CamillaDSP - Cross-platform IIR and FIR engine for crossovers, room correction etc

phofman · 2020-06-21 1:53 pm

wealas said:
it seems rockchip is working on it directly: usb: dwc2: hcd: fix isoc out transfer with unaligned dma address * rockchip-linux/kernel@c4af28d * GitHub

While the author of that commit contributes to mainline kernel too, this particular commit (quite recent - from April) is not in the mainline - the introduced method dwc2_alloc_qh_dma_aligned_buf is nowhere to find in the mainline repo.

That means there is dwc2 driver in the mainline, supported by Synopsys guys in linux-usb mailinglist, and a different dwc2 driver in the rockchip repo, still kept at android version of 4.4. The latest patched kernel by GitHub - heiher/linux at nanopi-m4 does not contain that patch either. Yet the patch fixes quite an important issue - playback of quite common 24bits 96KHz 3LE. I believe such issue has been fixed long time ago in the mainline, using a different patch. And this is not even gadget, just the regular USB host. Gadget code has been way behind, very likely working very poor in 4.4, if at all.
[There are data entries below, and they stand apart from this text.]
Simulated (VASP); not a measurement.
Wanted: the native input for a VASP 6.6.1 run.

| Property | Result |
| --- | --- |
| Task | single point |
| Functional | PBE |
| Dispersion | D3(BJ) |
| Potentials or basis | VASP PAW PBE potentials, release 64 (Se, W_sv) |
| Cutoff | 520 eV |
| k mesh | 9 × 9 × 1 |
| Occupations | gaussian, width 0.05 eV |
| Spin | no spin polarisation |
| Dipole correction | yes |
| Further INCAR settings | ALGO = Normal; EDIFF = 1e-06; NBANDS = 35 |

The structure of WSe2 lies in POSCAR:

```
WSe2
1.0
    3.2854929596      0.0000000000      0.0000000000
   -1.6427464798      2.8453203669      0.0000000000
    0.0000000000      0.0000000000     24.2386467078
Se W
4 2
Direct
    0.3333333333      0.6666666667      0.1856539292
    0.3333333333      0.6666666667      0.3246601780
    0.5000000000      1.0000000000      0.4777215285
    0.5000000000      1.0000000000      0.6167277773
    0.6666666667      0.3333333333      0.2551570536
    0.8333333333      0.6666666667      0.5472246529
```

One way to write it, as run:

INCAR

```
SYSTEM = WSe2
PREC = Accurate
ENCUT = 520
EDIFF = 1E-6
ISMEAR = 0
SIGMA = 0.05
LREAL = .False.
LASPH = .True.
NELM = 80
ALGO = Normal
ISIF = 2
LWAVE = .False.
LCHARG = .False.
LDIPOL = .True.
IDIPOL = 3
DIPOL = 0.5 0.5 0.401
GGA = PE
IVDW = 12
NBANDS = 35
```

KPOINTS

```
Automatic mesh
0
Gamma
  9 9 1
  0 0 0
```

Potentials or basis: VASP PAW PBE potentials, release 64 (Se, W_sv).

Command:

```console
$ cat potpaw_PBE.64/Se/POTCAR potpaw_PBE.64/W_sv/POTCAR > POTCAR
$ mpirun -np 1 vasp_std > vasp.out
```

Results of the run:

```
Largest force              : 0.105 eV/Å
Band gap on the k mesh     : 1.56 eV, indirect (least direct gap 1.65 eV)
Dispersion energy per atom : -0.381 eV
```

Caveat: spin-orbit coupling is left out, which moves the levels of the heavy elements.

I am sure such device will work great for mainstream tasks which have been widely tested for years. But IMO it is not suitable for novelty tasks using or even advancing the latest kernel code where yet unresolved issues are to be expected and communication with know-how holders for that particular hardware is necessary.

wealas · 2020-06-21 3:25 pm

I suspect the reason is that there is no interest in the non-basic gadget functionality.
Before you started working on the USB audio gadget, I think you said the code was pretty old and mostly abandoned. It looks to me like you showed interest and things started moving.
It also looks to me like you have a rockchip resource that is active and has the hardware knowledge. You also have the DWC module developers that can handle the software side and maintain the associated mainline code.
You also have a platform that is very popular for multimedia tasks, much more so than the RPI. And it supports 8ch I2S streams out of the box. It is also supported by Armbian, which I consider much better option than Raspbian.
The problem with the RPI is Broadcom. They don't publish full datasheets. So when you need something hardware related that was not part of the initial RPI design you're out of luck. That's why the RPI doesn't support slave i2s mode to this day. If you dig a bit you will find there was one ex-broadcom guy that managed to supply some register info for a bit but that was it. As soon as the rpi4 gets stable kernel support, all the broadcom support will dry out.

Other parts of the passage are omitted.